Activists launched five days of LGBT+ Pride celebrations last Thursday and had planned a “March for Dignity” on Monday in central Tbilisi, shrugging off criticism from the church and conservatives who said the event had no place in Georgia.
The march plan was disrupted on Monday by counter protesters before it could begin.
Video footage posted by LGBT+ activists showed their opponents scaling their building to reach their balcony where they tore down rainbow flags and were seen entering the office of Tbilisi Pride.
Other footage showed a journalist with a bloodied mouth and nose and a man on a scooter driving at journalists in the street.
Campaigners said some of their equipment had been broken in the attack and that they had been forced to cancel.
“No words can explain my emotions and thoughts right now. This is my working space, my home, my family today. Left alone in the face of gross violence,” Tamaz Sozashvili, one LGBT activist, tweeted.

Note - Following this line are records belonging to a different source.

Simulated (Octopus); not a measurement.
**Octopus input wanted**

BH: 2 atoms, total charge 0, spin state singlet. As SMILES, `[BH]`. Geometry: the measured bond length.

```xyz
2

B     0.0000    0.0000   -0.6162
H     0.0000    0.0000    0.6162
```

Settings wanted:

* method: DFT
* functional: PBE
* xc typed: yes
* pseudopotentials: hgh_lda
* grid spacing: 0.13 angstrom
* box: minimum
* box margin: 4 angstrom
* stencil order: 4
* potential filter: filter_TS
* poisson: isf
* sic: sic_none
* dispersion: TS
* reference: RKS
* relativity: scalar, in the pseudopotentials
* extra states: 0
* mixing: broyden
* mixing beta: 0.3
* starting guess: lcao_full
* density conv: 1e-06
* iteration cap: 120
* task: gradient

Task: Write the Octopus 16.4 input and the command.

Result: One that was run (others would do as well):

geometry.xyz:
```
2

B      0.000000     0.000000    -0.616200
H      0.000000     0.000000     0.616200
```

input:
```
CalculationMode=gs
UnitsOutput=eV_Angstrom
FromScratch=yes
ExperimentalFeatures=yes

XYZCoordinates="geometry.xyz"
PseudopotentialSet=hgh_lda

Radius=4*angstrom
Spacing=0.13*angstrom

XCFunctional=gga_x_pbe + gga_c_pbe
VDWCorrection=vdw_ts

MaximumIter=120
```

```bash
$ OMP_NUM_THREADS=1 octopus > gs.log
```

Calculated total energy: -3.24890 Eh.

The interior ministry urged activists to abandon their march for security reasons. It said in a statement that various groups were gathering and protesting on Monday and that journalists had been targeted with violence.
“We once again publicly call on the participants of ‘Tbilisi Pride’ to refrain from the ‘March of Dignity’ … due to the scale of counter-manifestations planned by opposing groups…” it said.
In the run-up, Prime Minister Irakli Garibashvili said he viewed the march as “not reasonable,” saying it risked causing public confrontation and that it was not acceptable to most Georgians, the Civil Georgia media outlet reported.
Rights campaigners condemned the violence and accused Garibashvili of emboldening hate groups.
“Violent far-right crowds supported by (the) Church & emboldened by (an) incredibly irresponsible statement of PM @GharibashviliGe gathered in Tbilisi center to prevent Pride March, attacking journalists & breaking into Pride office,” wrote Giorgi Gogia, who works for US-based Human Rights Watch.